For a long time, while I was living alone in Portland, lentils were a staple of my diet. I would bring a bag of lentils with sausage for lunch and return home from work to cook lentils with quinoa for my dinner. You might imagine that I saved money on food during this time. You would imagine wrong. My lentil diet was composed entirely of fancy French or Spanish green lentils. I think I paid something like three dollars per pound for those fancy lentils.

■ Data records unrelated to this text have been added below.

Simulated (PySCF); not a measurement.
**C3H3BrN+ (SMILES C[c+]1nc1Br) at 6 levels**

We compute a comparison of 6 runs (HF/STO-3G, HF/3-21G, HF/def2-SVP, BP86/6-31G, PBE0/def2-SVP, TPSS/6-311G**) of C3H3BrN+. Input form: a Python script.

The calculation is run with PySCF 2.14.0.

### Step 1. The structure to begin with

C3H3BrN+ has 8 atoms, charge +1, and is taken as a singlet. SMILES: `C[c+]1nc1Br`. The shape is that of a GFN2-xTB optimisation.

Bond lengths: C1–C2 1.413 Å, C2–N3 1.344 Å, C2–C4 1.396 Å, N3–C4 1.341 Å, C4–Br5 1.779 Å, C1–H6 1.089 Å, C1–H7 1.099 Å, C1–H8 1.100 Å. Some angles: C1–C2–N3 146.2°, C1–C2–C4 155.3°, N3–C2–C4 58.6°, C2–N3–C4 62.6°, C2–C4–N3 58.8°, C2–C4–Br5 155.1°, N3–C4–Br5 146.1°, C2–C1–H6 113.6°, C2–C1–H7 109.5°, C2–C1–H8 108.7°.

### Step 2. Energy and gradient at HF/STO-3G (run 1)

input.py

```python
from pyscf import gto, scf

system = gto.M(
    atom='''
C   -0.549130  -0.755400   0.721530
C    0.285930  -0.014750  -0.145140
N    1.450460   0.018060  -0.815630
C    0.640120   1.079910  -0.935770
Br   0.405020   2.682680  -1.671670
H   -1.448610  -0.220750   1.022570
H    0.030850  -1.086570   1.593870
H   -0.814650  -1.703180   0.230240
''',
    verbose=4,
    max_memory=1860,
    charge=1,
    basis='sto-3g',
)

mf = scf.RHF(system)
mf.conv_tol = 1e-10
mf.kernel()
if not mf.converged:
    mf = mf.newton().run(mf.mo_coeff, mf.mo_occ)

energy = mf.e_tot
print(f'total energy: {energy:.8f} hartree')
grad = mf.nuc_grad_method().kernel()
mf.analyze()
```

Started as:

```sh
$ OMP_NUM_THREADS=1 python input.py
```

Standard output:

Aside from the price I really do prefer green lentils over brown. Green lentils stay together more when cooked to the point of softness. They also have a more pleasant texture and flavor. The green lentils I was getting from a yuppie grocery store in Portland cooked much faster than the brown lentils that were available to me. Speed of cooking was really what kept me paying the high prices. I would arrive home starving, bring some water to a boil, add the lentils, wait 20 minutes, add the quinoa cook 15 minutes more, add oil, salt, balsamic vinegar and consume. Nominally, the cooking time of lentils should be something like 40 minutes. I could never get my brown lentils cooked all the way in that amount of time.
I think my problems with cooking brown lentils have had to do with the quantity of water I used. I was always very careful not to add too much water because I didn't want to have to poor off any of the wonderful nutrients. Most recipes I've seen for lentils instruct you to cook off the water, essentially like cooking rice. Then someone in my family bought this amazing book called "The Complete Book of Pasta and Noodles."
The index of "The complete book of Pasta and Noodles" has an entry for "Lentil(s)," sub-entry "how to cook." I am referred to page 194 in my copy. In a gray box on this page the authors make an aside to explain how they experimented with cooking techniques for lentils. This experimentation was apparently motivated by the desire to perfect their recipe for "Spaghetti with Lentils and Prosciutto" found on the facing page. Their experiments all involved cooking 3/4 cup of lentils in 7 cups of water. They said they were cooking brown lentils all the way through in 20 minutes. The conclusion they drew from their experiments on salt and acids was to advise cooking this quantity of lentils with 1 tablespoon of salt in the water, but to keep acids like tomato sauce or vinegar off of the lentils until fully cooked. The conclusion I drew from their experiments: "Holly crap, I can cook lentils in half the time if I cook them like pasta instead of like rice!"
In general, I am not a great fan of prepared foods. However, I have always liked Progresso's lentil soup. Somewhere along the line it occurred to me that the key to the flavor of Progresso's soup is the combination of lentils and spinach. I have confirmed my theory by following something approximating this lentil soup recipe.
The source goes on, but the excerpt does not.